The first stop I made when I arrived in Spokane in 2003 was to find a bar.
Not just any bar. I needed Jack & Dan’s on North Hamilton. And it wasn’t to get a drink. I needed Jack Stockton.
John Stockton’s father passed away last month at 89. I didn’t know him well when I arrived, but by the time I left, a few days later, I felt differently.
Jack was a decades-long bartender and everyone’s friend.
I was on assignment to detail John’s story. Specifically, my editor told me to write “the end-all” on Stockton. I caught a plane to Spokane and set about interviewing his friends, former teammates, teachers, etc. But Jack was the first and best source. John had already told me he wasn’t interested in sitting down for a profile piece. So I had to get my story elsewhere.
Jack didn’t have memorabilia of his son in the tavern, which made sense. It would have embarrassed John. If you go to Jack & Dan’s website, you won’t see John’s awards, but there is a picture of someone named Ed Eschenbacher being named Bartender of the Year.

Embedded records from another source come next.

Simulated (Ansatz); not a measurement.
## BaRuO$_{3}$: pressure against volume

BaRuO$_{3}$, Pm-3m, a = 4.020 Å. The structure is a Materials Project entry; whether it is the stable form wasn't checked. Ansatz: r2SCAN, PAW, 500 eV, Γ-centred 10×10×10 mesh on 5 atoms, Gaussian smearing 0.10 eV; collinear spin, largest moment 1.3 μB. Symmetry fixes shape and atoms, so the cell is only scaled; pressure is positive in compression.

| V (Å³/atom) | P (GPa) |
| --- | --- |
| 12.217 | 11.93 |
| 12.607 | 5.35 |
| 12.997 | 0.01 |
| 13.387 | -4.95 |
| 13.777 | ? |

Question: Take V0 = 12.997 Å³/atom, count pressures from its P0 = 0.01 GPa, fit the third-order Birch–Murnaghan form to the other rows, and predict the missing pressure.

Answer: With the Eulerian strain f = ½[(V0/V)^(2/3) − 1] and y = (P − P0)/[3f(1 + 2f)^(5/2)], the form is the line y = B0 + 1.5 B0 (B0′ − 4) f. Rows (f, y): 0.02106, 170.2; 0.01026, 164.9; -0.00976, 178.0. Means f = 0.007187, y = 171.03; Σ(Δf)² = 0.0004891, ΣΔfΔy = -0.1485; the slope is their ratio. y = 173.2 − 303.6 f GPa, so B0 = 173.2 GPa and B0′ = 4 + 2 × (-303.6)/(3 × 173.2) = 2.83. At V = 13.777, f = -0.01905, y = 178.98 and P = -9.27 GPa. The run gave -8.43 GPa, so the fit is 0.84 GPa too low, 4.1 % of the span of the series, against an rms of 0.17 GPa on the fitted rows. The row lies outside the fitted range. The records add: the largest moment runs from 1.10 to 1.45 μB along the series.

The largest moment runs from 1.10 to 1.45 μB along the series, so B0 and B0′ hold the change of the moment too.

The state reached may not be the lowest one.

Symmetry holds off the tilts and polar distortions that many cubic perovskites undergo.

The website does note that Sports Illustrated rates it the sixth-best sports bar in America.
All I know is it was the friendliest.
For the time I was in John’s hometown, Jack was my go-to guy. He was good on details, not so good on bragging. He put me in touch with others who knew John well. And he volunteered to drive me to all the places his son attended school. I had a rental car, but he insisted we go in his truck.
Jack was always gracious whenever he returned to Salt Lake thereafter, a man proud of his son, but too humble to boast. He raised a fine family in a regular house, in a regular neighborhood. He was secure in himself and his family, but not arrogant; proud but not prideful.
Jack Stockton would be the first to say he wasn’t important. But ask his son. John has said his father was his idol. "Always has been, always will be," John said upon his Hall of Fame induction.
In certain ways, from a distant vantage point, I could say the same.